School children and other space enthusiasts in West Seattle and beyond will be able to explore the space shuttle mockup called the Full Fuselage Trainer, or FFT, at the Seattle Museum of Flight in June. NASA began disassembling the full-size mockup of the space shuttle this week in preparation for shipping it to the museum next year. Thank you to Robert Pearlman, Editor, collectSPACE.com for his assistance with this article and photos.
NASA began disassembling the full-size mockup of the space shuttle this week in preparation for shipping it next year to the Museum of Flight in Seattle, scheduled to arrive in June.

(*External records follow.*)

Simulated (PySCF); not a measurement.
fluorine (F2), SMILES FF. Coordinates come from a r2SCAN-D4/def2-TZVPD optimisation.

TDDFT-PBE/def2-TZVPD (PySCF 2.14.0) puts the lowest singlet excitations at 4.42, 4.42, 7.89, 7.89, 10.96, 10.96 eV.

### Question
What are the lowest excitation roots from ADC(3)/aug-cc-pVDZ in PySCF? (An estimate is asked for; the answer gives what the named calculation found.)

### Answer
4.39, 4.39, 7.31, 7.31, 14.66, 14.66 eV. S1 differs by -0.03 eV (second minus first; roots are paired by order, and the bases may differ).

The mockup is called the Full Fuselage Trainer, or FFT, and is located at Johnson Space Center in Houston. Used for 30 years, it is made primarily of plywood, and a mostly-complete orbiter mockup (absent its wings) outfitted with flight-quality systems, including an instrumented crew cabin, payload bay lighting, and closed circuit TV.
On April 12 the Museum of Flight announced it will house the trainer in its new state-of-the-art, 15,500-square-foot Space Gallery. The Space Gallery had the potential to house a retired United States space shuttle, but the shuttles will be given to the Kennedy Space Center in Florida, the California Science Center in Los Angeles, the Intrepid Sea, Air and Space Museum in New York and the Smithsonian Institution in Washington, D.C.
The Museum of Flight plans to display the FFT inside its new 15,500-square-foot Space Gallery as the centerpiece of "Spaceflight Academy," a planned permanent exhibit. The FFT display will help tell the story of how astronauts train for their mission and how the knowledge gained during the first 50 years of spaceflight has helped prepare humans to explore farther into the solar system.
CollectSPACE.com
According to the space enthusiast website www.collectspace.com:
"This week workers separated the 120-foot-long mockup into three segments: the aft, with its vertical stabilizer (or tail) and mock engines; payload bay, with doors that can be displayed open or closed and orbiter docking system mockup; and the crew compartment and nose, complete with mid- and flight decks.
"Over the next couple of months, workers will remove the aft section's engines and tail so they can be shipped separately, and test hoisting the wooden payload bay off of its metal support base to test its integrity after three decades. The sections will also be weighed to determine if they can be shipped to Seattle using NASA's Super Guppy cargo aircraft."
Museum of Flight
The Museum of Flight's Mike Bush, Director, Marketing and Public Relations, told the West Seattle Herald, "The exhibit that we are building around the FFT is going to be highly interactive. It's going to be beautiful. The people of the Puget Sound region are justified in their excitement for this thing. Unlike the space shuttle, which would be like a lot of our airplanes here, where you just look at them and are not allowed to go on them, with this, people can go on and actually see where every shuttle astronaut trained on this trainer going back to the very first launch.
"That of course includes our local astronauts, our former CEO, Bonnie Dunbar, (West Seattle resident) Gregory Johnson, and Dick Scobee, the commander of the Challenger mission," Bush said. He and his crew were killed in the disaster, Jan. 28, 1986 "He is a local hero," said Bush. "We both attended Auburn High School. His family still lives in the area.
"The trainer works out really well for us because at our core we're an educational institution," he added. "We run about 140,000 kids through here with our education programs each year, school groups, camp groups, boys and girls centers. Our goals is to inspire the next generation of astronauts, innovators, inventors and engineers and this falls right into this mission."
Gallery naming & space symposium open to the public
Bush said that the museum will unveil the name of the new space gallery on Dec. 8. On Dec. 9 the museum and NASA will host the 'Future Forum'. The future of space flight will be discussed. It will include Doug King, Museum of Flight President and CEO, and panelists Philip McAlister, NASA Commercial Spaceflight Development Director, John Mulholland, Boeing, Rob Myerson, Blue Origin, Steve Isakowitz, Virgin Galactic, Mark Sirangelo, Sierra Nevada Corporation Space Systems, Gwynne Shotwell, Space X, and others.
Open to the public. Some events require registration, others are first come first serve.